An abbot and several Catholic laypeople kidnapped in central Mali by armed men have been released, officials said Wednesday.

Man with a rope tied his hands PHOTO: Getty Images

An abbot and several Catholic laypeople kidnapped in central Mali by armed men have been released, officials said Wednesday.

The group disappeared on Monday while travelling from the mostly Catholic area of Segue in central Mali to the funeral of another abbot in the town of San.

Those taken included Abbot Leon Douyon, the chief and deputy mayor of Segue village and two other local residents.

They were released after one of the kidnappers made contact with a young person from Segue, said Cleophas Tienou, a senior Church official from the town of Mopti.

“They’re doing well but the attackers kept their car,” he added.

Mopti governor Abass Dembele confirmed that the Catholics had been released and “got home safely to Segue”.

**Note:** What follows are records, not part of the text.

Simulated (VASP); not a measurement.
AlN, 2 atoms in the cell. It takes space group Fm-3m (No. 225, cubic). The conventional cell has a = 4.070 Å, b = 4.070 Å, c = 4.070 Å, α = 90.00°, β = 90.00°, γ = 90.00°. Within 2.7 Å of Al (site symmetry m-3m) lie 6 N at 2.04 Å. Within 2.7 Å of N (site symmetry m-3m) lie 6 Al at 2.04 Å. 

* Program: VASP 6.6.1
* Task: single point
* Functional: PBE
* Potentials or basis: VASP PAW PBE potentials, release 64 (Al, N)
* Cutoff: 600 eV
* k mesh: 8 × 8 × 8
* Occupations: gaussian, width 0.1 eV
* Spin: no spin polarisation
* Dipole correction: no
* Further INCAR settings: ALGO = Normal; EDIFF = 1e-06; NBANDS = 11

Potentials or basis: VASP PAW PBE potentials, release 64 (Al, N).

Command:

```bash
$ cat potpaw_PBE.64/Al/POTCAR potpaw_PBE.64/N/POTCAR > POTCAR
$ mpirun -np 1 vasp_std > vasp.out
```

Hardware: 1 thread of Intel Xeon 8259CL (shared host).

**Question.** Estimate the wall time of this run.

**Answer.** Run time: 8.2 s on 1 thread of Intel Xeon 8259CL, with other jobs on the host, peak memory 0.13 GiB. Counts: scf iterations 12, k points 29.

A source familiar with the case told AFP that “we know they were stopped by an armed terrorist group infesting the area at the moment,” without giving more details.

Kidnappings are common in Mali, which has been struggling to quell a brutal jihadist insurgency which first emerged in 2012 and has since spilled over into Burkina Faso and Niger.

Central Mali is a particular hotspot for jihadist, inter-ethnic or financially motivated violence that afflicts the wider Sahel region.

But it is rare for Catholics — a minority of around four percent in the majority-Muslim nation of 19 million — to be kidnapped.

It remains unclear who took the people on Monday and why, although the area is known for jihadist kidnappings.

French journalist Olivier Dubois, abducted in April, is believed to be in the hands of the Group to Support Islam and Muslims (GSIM), the biggest jihadist alliance in the Sahel.